But there they were: gut-wrenching, body-aching, God-questioning prayers and petitions of despair. Sadness. Hopelessness. I didn’t know we were allowed to talk to God this way! There were prayers I found in the Scriptures I wouldn’t dare pray to God. For example:

O Lord, how long will you forget me? Forever?
    How long will you look the other way?
How long must I struggle with anguish in my soul,
with sorrow in my heart every day?
How long will my enemy have the upper hand?
Psalm 13:1-2 NLT

Why then does my suffering continue?
Why is my wound so incurable?
Your help seems as uncertain as a seasonal brook,
like a spring that has gone dry.”
Jeremiah 15:18 NLT

I am dying from grief;
my years are shortened by sadness.
Sin has drained my strength;
I am wasting away from within,
I am scorned by all my enemies
and despised by my neighbors—
even my friends are afraid to come near me.
Psalm 31:10-11 NLT

And that’s just a few. In fact, a third of the Psalms are lamenting songs. There’s a whole book of prayers of sadness and complaint called Lamentations! But here’s the thing – discovering these verses don’t magically “fix” us any more than the happy verses. So why do they matter?

They matter because they show us that for thousands of years, good, godly men and women have found themselves in places of despair just like us. They’ve found themselves overwhelmed in emotions, stuck in dead ends, helpless to the grief that overwhelms their souls. And more importantly, this lament and grief was not a sign of being unfaithful to God, but rather an expression of their faithfulness to him. What these saints of old knew was that God wasn’t afraid of their questions, their emotions, their doubts, or their sadness. It’s why the Psalmist reminds us: “The Lord is close to the brokenhearted; he rescues those whose spirits are crushed (Psalm 34:18).”

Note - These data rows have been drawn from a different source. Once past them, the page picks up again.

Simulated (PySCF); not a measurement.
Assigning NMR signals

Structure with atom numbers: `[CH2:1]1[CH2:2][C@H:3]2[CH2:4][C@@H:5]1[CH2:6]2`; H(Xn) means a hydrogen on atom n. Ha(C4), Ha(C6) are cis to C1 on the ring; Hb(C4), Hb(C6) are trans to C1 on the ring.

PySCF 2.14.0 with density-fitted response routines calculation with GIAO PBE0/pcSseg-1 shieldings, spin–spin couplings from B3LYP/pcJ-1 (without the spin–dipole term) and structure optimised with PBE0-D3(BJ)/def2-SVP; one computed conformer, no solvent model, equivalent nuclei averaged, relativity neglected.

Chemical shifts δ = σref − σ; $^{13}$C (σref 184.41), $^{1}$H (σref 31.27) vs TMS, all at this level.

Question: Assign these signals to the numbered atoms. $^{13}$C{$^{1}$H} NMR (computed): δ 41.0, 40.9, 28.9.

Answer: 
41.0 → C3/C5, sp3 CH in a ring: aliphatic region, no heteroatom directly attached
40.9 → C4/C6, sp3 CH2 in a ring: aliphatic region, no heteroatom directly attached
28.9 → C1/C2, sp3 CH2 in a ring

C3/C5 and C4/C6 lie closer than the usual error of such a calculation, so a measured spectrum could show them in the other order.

The language of lament we find in the Scriptures is a gift. It reminds us that we are not alone. For those of us who’ve been in seasons of grief and despair, we know that sometimes it’s the words and attempts to fix the problem that can cause even more pain. The greatest gift in these seasons? People who choose to be with us, to cry with us, to hurt with us. In these seasons, words often fail. How comforting, then, that God himself meets us first with not a quick fix, but with loving, suffering, compassionate presence? God suffers with us. Like we see in John 11, Jesus weeps with us. In both joy and pain, God’s greatest gift remains the same: presence.

I have a theory. Over the years, I’ve known many Christians who have gone through seasons of doubt. On many occasions, this doubt is less an intellectual exercise and more an inability to reconcile the emotions and disappointments of life with the reality of a God who they’ve been told – implicitly or explicitly – wants us to be happy more than anything else. How can my sadness and grief connect to a quick fix, happy God? And… if everyone in the Church is happy too? I don’t fit. It’s easy to doubt in this environment. It’s easy to move away from community. It’s easy to walk away from faith altogether. But…

What if the quick-fix, happy God isn’t God after all?

What if the doubt we feel could be expressed in the prayers and expressions of lament?

What if our pains and doubts brought us TO God – not away from him?

What if the Church made lament a part of their spiritual language, not an afterthought?

What if Christian community made vulnerability in our grief and sadness a normal practice?

And most importantly… what if God is like Jesus – suffering with us and for us?

This Jesus, after all, is the one described by Isaiah as “a man of suffering, and familiar with pain (Isaiah 53:3).” By taking on human flesh, Jesus experienced every temptation, emotion, and hurt that we feel. There is no suffering that Jesus, Himself, has not experienced. In fact, the central act of redemption in human history – the cross of Christ – is centered in God suffering for us. The God who is with us in our suffering is a God know knows suffering all too well.

What does this mean for us? Well, we are prone to expect God to be present only in the wholeness. Only when the sadness goes away. Only when the doubt subsides. But what if God is waiting to meet us here in our pain? What if our grief, depression, anxiety, and pain are not a barrier to God, but the very place he’s waiting to meet us?

I can’t pretend to understand the depths of depression, anxiety, and despair we face on this side of eternity. I do know that when Jesus returns and makes everything new, it won’t just be our bodies that are healed. It will also be our minds and emotions. I often wonder if we will recognize ourselves when we see who we are apart from our insecurities, our defense mechanisms, and our anxieties. I can’t wait to see us free, our minds whole and healed in Christ.

But until then, the promise we have is simple: presence. Jesus Christ is present with us in our suffering, and if His family – the Church – is faithful to his love and mission, they will be too. Will some overcome their sadness and grief? Yes! And praise God! But will some fight these battles until they die? Yes. Thankfully, we have a faith and Story that not only makes room for those in despair, it welcomes them with open arms, crying out: you are not alone.